# Altamont: 1960s Finale



## cgw (Apr 19, 2019)

Makes Burning Man look like a church picnic:

50 Years After Altamont: The End of the 1960s


----------



## stapo49 (Apr 19, 2019)

Fascinating slice of an era. Thanks for posting this.


----------



## vintagesnaps (Apr 19, 2019)

Altamont. Not too long ago I saw the Rolling Stones' performance from it on MTV Live. 

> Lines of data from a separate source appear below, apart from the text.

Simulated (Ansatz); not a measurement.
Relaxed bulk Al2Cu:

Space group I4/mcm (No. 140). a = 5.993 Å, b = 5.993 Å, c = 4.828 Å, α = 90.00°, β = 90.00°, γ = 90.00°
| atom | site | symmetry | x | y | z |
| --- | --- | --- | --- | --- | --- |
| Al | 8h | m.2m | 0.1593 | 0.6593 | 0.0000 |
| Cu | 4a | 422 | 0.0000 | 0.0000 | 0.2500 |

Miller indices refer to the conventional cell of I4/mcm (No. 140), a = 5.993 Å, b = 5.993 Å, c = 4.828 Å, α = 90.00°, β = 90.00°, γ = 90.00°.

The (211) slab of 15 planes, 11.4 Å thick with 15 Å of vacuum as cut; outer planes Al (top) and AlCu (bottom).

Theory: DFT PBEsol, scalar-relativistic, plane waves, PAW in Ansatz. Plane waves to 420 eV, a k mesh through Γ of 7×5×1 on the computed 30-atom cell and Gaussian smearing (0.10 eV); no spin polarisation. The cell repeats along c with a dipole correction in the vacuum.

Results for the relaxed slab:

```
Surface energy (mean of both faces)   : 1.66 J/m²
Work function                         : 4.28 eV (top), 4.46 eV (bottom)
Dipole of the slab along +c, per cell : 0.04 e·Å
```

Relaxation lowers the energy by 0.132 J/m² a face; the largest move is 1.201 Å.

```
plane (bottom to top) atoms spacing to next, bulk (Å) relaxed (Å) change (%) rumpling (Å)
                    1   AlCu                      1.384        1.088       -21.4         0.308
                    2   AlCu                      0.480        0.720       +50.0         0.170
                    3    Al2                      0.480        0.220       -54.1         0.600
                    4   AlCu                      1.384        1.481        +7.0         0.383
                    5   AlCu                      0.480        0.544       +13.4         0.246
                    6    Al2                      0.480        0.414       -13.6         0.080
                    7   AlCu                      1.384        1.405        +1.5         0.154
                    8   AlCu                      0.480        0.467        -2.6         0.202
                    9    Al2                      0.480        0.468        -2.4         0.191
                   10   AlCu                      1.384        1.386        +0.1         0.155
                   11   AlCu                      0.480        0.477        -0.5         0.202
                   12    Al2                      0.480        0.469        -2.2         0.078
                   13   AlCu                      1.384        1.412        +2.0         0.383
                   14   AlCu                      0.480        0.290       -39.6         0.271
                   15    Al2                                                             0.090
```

Look how young Grace Slick looks! 

What a shame that it got so out of hand, seems like they weren't prepared for a crowd that size.


----------



## CherylL (Apr 19, 2019)

Thanks for posting.  I enjoyed the article and photos.  A different era.


----------



## Derrel (Apr 19, 2019)

vintagesnaps said:


> Altamont. Not too long ago I saw the Rolling Stones' performance from it on MTV Live.
> 
> Look how young Grace Slick looks!
> 
> What a shame that it got so out of hand, seems like they weren't prepared for a crowd that size.





CherylL said:


> Thanks for posting.  I enjoyed the article and photos.  A different era.



Good article, accompanied by some good pics from 1969!


----------



## Sharpshooterr (Apr 22, 2019)

Derrel said:


> vintagesnaps said:
> 
> 
> > Altamont. Not too long ago I saw the Rolling Stones' performance from it on MTV Live.
> ...





cgw said:


> Makes Burning Man look like a church picnic:
> 
> 50 Years After Altamont: The End of the 1960s





cgw said:


> Makes Burning Man look like a church picnic:
> 
> 50 Years After Altamont: The End of the 1960s



It’s to bad because I don’t think the writer was there, so he’s taken a lot of liberties. 
I was there and it wasn’t much like what little I read of the article. 
For starters it was NOT in the golden hills of CA. 
It’s was in the LUSH green hills of the CA winter!
Yes, the stats don’t lie, there where some deaths but many less than in Chicago every day!
It was a beautiful affair with good music, perfect weather and the faint pungent smell of grass in the air. It was by and large a VERY peaceful and enjoyable event. 
 I recall it was originally gonna be at the Sears Point Raceway. 
Way better than the overly exploited Coachella Concerts of today!
SS


----------



## tirediron (Apr 22, 2019)

Damn... that's some great PJ work!


----------